Preventing theft

With the dramatic increase in cycling across London over the past few years, so has the theft of bicycles, accessories and bicycle parts become an increasing problem. 1,632 bikes stolen in Islington in 2010.

 

How to lock your bike

GOOD
1. Ideally, use TWO secure-rated locks for maximum security
2. Lock both wheels and the frame (or wheel and frame with one lock)
3. Always lock the frame to a solid object such as a bike stand
4. Two types of lock (chain/cable and D-lock) are harder to break
5. Remove all your bike accessories every time you leave it unattended

BAD
1. Don’t leave your bike locked in a secluded location
2. Don’t lock it so it can be lifted over a post (signs can be unscrewed)
3. Don’t let your lock lie on or near the ground as it can be smashed
4. Don’t leave space inside a D-lock where tools can be inserted

(from the LCC website)

Ask your employer to install secure bike parking, where you can leave your bike without worrying.

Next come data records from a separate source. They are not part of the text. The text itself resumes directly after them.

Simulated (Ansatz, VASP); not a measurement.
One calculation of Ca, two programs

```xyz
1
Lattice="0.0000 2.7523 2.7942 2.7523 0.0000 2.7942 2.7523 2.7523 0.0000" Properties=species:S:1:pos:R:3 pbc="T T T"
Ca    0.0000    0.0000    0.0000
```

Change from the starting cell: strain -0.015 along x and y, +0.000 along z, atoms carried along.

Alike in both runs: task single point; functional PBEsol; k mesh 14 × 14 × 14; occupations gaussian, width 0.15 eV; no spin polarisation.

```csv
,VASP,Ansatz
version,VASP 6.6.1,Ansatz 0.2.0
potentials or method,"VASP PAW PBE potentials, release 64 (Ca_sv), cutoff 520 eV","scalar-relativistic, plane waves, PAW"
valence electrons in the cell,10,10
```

The better the lock, the more expensive and heavy it will be – there’s no getting around that. Never use a cheap cable lock on any bike – don’t forget that thieves do it for a living. They can produce a pair of extendible boltcrops from under their clothing and cut through a cheap lock, padlock, chain or cable lock in one second – literally.

Also be aware that a lot of thieves steal components, such as saddles and seatposts, or wheels. It is not recommended to use quick-release levers on seatposts on your bike in London. If you use quick-release wheels always lock both wheels to the frame or stand even if you’ll “only be away for a minute”.

With a bit of experience in London, you’ll develop an instinct where it’s fairly safe to leave your bike and where it isn’t.

Don’t think that having a cheap, old bike or disguising your nice bike with paint or tape will prevent it from being being stolen. Bike thieves are not necessarily intelligent and will often take anything opportunistically.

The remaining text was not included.